Foreign Currency Derivatives. The Corporation enters into foreign currency forward contracts that are not designated as hedging instruments primarily to accommodate the business needs of its customers. Upon the origination of a foreign currency denominated transaction with a customer, the Corporation simultaneously enters into an offsetting contract with a third party to negate the exposure to fluctuations in foreign currency exchange rates. The Corporation also utilizes foreign currency forward contracts that are not designated as hedging instruments to mitigate the economic effect of fluctuations in foreign currency exchange rates on certain short-term, non-U.S. dollar denominated loans. The notional amounts and fair values of open foreign currency forward contracts were not significant at December 31, 2011 and 2010.

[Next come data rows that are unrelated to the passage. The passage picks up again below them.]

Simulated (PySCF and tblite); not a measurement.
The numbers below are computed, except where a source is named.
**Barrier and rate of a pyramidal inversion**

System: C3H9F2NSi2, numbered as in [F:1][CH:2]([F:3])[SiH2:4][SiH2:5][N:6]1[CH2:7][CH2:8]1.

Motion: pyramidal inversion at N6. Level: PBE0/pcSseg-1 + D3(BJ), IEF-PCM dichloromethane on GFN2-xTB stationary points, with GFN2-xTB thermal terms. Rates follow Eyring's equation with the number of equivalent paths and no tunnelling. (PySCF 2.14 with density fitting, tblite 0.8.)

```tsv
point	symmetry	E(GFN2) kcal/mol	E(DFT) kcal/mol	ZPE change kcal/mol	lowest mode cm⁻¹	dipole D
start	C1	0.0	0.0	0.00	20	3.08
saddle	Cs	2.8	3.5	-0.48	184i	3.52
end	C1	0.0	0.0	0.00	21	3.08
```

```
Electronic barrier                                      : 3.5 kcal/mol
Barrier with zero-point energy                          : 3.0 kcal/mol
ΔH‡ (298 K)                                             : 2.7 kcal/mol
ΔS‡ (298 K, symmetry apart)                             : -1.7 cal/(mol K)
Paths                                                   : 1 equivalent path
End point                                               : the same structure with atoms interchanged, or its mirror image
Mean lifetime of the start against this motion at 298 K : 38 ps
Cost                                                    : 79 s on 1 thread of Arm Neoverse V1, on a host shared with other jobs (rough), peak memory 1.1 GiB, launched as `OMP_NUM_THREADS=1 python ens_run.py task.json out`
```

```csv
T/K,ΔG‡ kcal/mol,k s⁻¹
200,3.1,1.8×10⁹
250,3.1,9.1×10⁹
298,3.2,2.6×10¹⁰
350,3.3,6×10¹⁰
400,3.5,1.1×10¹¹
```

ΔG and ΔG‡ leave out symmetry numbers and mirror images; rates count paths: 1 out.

Gains, Losses and Derivative Cash Flows. For fair value hedges, the changes in the fair value of both the derivative hedging instrument and the hedged item are included in other non-interest income or other non-interest expense. The extent that such changes in fair value do not offset represents hedge ineffectiveness. Net cash flows from interest rate swaps on commercial loans/leases designated as hedging instruments in effective hedges of fair value are included in interest income on loans. For cash flow hedges, the effective portion of the gain or loss due to changes in the fair value of the derivative hedging instrument is included in other comprehensive income, while the ineffective portion (indicated by the excess of the cumulative change in the fair value of the derivative over that which is necessary to offset the cumulative change in expected future cash flows on the hedge transaction) is included in other non-interest income or other non-interest expense. Net cash flows from interest rate swaps on variable-rate loans designated as hedging instruments in effective hedges of cash flows and the reclassification from other comprehensive income of deferred gains associated with the termination of those hedges are included in interest income on loans. Net cash flows from the interest rate swap on junior subordinated deferrable interest debentures designated as a hedging instrument in an effective hedge of cash flows are included in interest expense on junior subordinated deferrable interest debentures. Net cash flows from interest rate swaps on FHLB advances designated as hedging instruments in effective hedges of cash flows were included in interest expense on other long-term borrowings. For non-hedging derivative instruments, gains and losses due to changes in fair value and all cash flows are included in other non-interest income and other non-interest expense.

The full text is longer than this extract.